Learning to juggle


By Heather Cope
June 6, 2003

It seems inevitable. No matter how hard I try, at the end of each year, I am forced to look back on the previous three quarters and assess them. Many memories and experiences stand out, each reminding me about all the things I missed my freshman year. The word of that year was "strength" and I will never forget the lessons I learned -- in large part because of the tattooed Celtic dragon of a reminder on my back.

More than anything, the experiences of the past year make me look forward to the future more than they invoke bittersweet feelings for the past. I, certainly, am looking forward to the summer and its absence of class, although I still am baffled as to how I can actually be looking forward to enslaving myself full-time on the other side of the country. It is opportunities like these that make all the hard work, long nights and atrocious assignments worth it -- achieving our goals.

This is not to say that most of my rewarding experiences were at work or in the classroom. Oftentimes, they were staying up incredibly too late with my roommates, eating ice cream and watching incredibly corny Disney movies, all the while laughing at every goofy thing we, or the actors, said. Or going out with friends, feeling collectively uncomfortable among strangers and preventing the one belligerent drunk friend from saying the wrong thing to the wrong person. These are the nights where inside jokes are born and revelations are made (Wild hearts can be broken). And even though many embarrassing moments come out of situations like these, none of us can deny that these are the memories most precious to us. These are the ones we wish to have more of.

Reflecting on the past seems silly at best. What, if anything, is gained? Learning from mistakes is valuable, but reliving the past is more of a sign that nothing new and exciting is taking place in life. So again, this is why I look forward. With two more years to go at the UW -- optimistic, I know -- looking back seems trivial. I suppose this is why no one asked about my ruminations. Then again, why shouldn't mine matter? Seniors rehashing about their past four, five or more years are special to those like them -- other seniors -- but can mean little to those of us waiting to experience first-hand the things they write about. Each stage of the game is equally important. Although experiences with a half-gallon of any kind are not recommended, no one should want to go through an incident like that first-hand -- ever.

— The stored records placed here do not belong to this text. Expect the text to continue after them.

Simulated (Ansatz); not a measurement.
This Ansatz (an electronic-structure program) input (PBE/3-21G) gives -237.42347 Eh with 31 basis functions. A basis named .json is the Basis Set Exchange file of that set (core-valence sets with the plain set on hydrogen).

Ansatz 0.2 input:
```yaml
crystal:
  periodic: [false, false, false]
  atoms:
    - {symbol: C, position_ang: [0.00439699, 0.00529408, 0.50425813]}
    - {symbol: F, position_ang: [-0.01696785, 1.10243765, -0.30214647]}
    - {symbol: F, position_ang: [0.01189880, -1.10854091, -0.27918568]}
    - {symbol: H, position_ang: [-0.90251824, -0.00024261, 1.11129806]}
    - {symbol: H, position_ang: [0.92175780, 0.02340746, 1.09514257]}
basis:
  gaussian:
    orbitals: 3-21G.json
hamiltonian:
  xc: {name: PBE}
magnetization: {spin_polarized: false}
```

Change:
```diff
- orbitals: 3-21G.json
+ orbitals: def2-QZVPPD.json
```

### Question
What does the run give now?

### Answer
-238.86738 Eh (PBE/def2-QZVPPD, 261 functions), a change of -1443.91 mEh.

Now, I make resolutions rather than ruminations, actively taking what I learned and applying to my future -- true signs of academic learning at its best. Just as I will take what I learned so long ago in microeconomics and apply it to international relations, I will take the life lessons from this year about living with three other women and apply them to the next.

All the while, I still live in the moment. Sometimes the hardest part of life is juggling past, present and future, without becoming caught up in just one. So I continue to operate under the policy of looking forward: acting in the present toward goals of the future, holding knowledge from the past.